Let’s get it straight: I hate most musicals after 1950. They’re disgusting and horrid, and have ruined music and good taste overall. Enough said.
However, I guess there are a few exceptions. I can enjoy “The Rocky Horror Picture Show” (Jim Sharman, USA, 1975) without any problems at all. “Willy Wonka & the Chocolate Factory” (Mel Stuart, USA, 1971) is a great one too, as is its direct spawn: Tim Burton (and his musical partner in crime: Danny Elfman). Random bits and pieces from basically any Bollywood film can also be fun, because of the pleasant and colorful exotic hysteria, and (perhaps) assuming some kind of Busby Berkeley legacy. And then there’s also the truly odd one out: “Bugsy Malone” (Alan Parker, UK/US, 1976) But… so few films in basically 70 years of moviemaking… those are abysmal numbers.

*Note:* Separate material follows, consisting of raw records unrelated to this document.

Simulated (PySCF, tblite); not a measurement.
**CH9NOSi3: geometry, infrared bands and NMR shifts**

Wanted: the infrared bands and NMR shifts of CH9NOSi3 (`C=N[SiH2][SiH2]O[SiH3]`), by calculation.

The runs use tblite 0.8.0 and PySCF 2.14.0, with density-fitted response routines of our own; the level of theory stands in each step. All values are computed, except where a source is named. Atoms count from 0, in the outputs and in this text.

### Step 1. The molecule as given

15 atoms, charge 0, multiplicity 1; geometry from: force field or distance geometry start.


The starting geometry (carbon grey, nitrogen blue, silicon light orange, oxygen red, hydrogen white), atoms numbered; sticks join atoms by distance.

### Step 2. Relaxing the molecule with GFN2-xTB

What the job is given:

I recently re-watched “Bugsy Malone.” This weird musical with a cast of kids only was a film I watched four times in the cinema when it came out, and I was only ten or eleven years old! Obviously it must have appealed to me. Revisiting it made me see why, partly. It’s charming, innocent, fun, with great tunes and musical performances. But it’s also flimsy, evanescent and downright silly – definitely appealing to a young audience.
Bugsy Malone is a sweet-talking small time gangster connected to Fat Sam and his “Fat Sam’s Grand Slam Speakeasy.” The joint’s rocking, with chorus girls, a great band, people enjoying themselves and drinking Sarsaparilla cocktails, while Fat Sam is raking it in.
But there’s trouble up ahead. A competing gang butts in on Fat Sam’s turf, armed with a brand new weapon: the splurge gun – basically a machine gun shooting whipped cream. If you get splashed or splurged, you’re out for good!
Amidst this sticky gang war, Bugsy (Scott Baio) courts the starlet Blousy (Florrie Dugger), while femme fatale Tallulah (Jodie Foster) pines for Bugsy. Micro-intrigues basically move the film forward, interrupted by song and dance numbers from gangsters, boxers and chorus girls.
The musical score (by Paul Williams) sounds like Beatles outtakes, slightly pushed back in time to give it some Zeitgeist oomph, and it’s really not bad at all. In a film that today is so wonderfully not-politically-correct, these songs help amplify its anomalous “fluke” position. Hearing a 13 year old and heavily dolled/made up Jodie Foster sing “No-one south of heaven is ever going to treat you finer – Tallulah had a training in North Carolina,” is like a breath of fresh air in an era when monstrosities like the TV series “Glee” actually exist in reality and not only in nauseating nightmares.
Kids only? It’s not a bad idea. There should be more movies with kids only. Not as ironical attributes or statements, or as a novelty act (like in “Bugsy Malone”). Just let them act all the parts… Empathy! Energy! Enthusiasm! It could be a whole new genre. Why not remake the films of Lynch, Wenders, von Trier, Herzog, Fassbinder, Bela Tarr, Bergman, Tarkovskij, et al, etc – with kids? I foresee a grand success.
Just like in the midget masterpiece “The Terror of Tiny Town” (Sam Newfield, USA, 1938) and Werner Herzog’s sadistic gem “Auch Zwerge haben klein angefangen” (Germany, 1970), the aggressive appropriation of consensus normality from “adults” could become a real dramatic game changer, and a much needed Hollywood boom. There are simply too many boring normal adult actors and too many boring normal films around – bring in the small people with the big visions instead. (They would probably cost a whole lot less, too.)